Open Payments Risk Methodology & Limitations

State Risk Radar is a change-detection layer on top of CMS Open Payments data. It compares the latest 30-day activity with the previous 30-day window and produces transparent statistical signals for providers, companies, and states.

How to read this methodology

  • The model looks for unusual changes, not absolute "good" or "bad" values.
  • All metrics are calculated on rolling 30-day windows for consistency.
  • Higher score means stronger anomaly pattern, not legal wrongdoing.
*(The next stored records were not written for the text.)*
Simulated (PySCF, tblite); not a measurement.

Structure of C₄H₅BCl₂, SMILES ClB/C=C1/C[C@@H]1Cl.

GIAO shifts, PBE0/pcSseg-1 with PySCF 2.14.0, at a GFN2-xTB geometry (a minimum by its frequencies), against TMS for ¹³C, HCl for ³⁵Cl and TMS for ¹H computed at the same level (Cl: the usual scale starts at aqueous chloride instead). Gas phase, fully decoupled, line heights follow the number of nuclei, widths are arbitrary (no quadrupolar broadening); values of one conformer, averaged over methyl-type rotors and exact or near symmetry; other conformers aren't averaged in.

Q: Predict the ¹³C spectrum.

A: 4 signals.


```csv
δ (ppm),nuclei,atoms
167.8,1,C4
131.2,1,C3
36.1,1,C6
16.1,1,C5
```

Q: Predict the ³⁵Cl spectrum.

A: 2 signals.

Formula (v1, transparent weights)

Risk score is a weighted combination of four components:

  • 40% amount growth vs previous 30 days
  • 20% payment count growth vs previous 30 days
  • 25% payer concentration (share of top company)
  • 15% category mix shift (general/research/ownership)
Example expression: score = 0.40 * amount_growth + 0.20 * payments_growth + 0.25 * concentration + 0.15 * category_shift

Signal tags are generated from threshold rules:Rapid growth (rapid_growth), Concentration spike (concentration_spike), Category shift (category_shift), New high-amount entrant (new_high_amount_entrant).

Data windows and definitions

  • Current window (30d): latest 30 days ending at as_of_date.
  • Previous window (prev 30d): the 30 days immediately before current window.
  • Growth: relative change between current and previous windows.
  • State views: provider signals rolled up by provider state mapping.

Primary data sources

  • CMS Open Payments public datasets (openpaymentsdata.cms.gov)
  • NPI/provider identity and address mapping fields in the usnpi pipeline
  • Internal daily aggregation tables generated by parser jobs

Legal & compliance notice

  • Scores and signals are informational statistical indicators only.
  • They do not establish fraud, misconduct, conflict of interest, or legal liability.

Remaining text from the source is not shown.